I love it when people take their ideology and apply it practically. This is exactly what Curtis and Eve at Green City Acres have done. To quote from their website:
Our mission is to foster social and environmental change through the production of local organic food, with minimal use of fossil fuels, and to help, teach, and empower people to start growing their own.
Cool! So, I decided to spend a bit of time shadowing Eve and Curtis with my camera and try to capture some of what they do. I already knew Curtis from a number of environmental/sustainability groups around Kelowna, so I knew he was the real deal. What I wasn’t ready for was just how committed they both were and what they had achieved in a relatively short space of time.

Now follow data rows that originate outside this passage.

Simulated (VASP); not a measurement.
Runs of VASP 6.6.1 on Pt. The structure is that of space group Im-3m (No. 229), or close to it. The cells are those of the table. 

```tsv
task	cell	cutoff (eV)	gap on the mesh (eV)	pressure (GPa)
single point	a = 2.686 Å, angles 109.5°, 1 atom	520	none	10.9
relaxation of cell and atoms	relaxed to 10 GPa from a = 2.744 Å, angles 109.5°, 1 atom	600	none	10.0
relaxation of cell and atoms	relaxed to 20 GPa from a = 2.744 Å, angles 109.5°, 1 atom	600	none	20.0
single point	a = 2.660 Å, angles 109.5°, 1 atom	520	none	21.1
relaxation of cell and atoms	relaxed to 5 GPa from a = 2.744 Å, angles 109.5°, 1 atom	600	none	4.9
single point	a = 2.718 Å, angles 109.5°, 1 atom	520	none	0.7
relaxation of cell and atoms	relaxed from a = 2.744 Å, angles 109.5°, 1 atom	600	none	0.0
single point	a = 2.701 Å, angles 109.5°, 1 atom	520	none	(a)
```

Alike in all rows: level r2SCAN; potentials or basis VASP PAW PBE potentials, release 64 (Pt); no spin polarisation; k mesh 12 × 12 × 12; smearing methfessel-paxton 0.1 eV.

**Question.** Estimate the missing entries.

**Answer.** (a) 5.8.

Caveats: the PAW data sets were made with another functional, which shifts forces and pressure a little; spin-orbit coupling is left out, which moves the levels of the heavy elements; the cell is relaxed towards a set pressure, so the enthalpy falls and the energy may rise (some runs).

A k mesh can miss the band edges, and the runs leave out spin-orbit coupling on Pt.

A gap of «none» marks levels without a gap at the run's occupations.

The first morning I spent with them was to be harvest time. I followed Curtis and Eve around as they harvested and prepared their produce for the following-days farmers market. Of course, this would be a bit of a different exercise as they farm multiple properties in the inner-Kelowna area and do everything by bicycle. One of the main concepts behind Green City Acres is a technique called SPIN farming, which translates as Small Plot INtensive farming. Simply put, you find home-owners who are willing to trade their back (or front) yards in return for a weekly supply of fresh produce. You then plant a few different crops in each yard–and assuming you can find several yards to farm–you end up with a great selection of produce grown in an urban setting. Sounds easy, right?
Well, these two make it look easy, but at first glance they seem to do everything the hard way. To be true to their own mission statement — “minimal use of fossil fuels“– Green City Acres not only shuns the uses of petroleum based fertilizers and pesticides, they also totally avoid the use of petroleum based transportation. Everything is done by bicycle. Traveling between sites for harvesting, transporting produce and work tools (even the roto-tiller) is done by bike.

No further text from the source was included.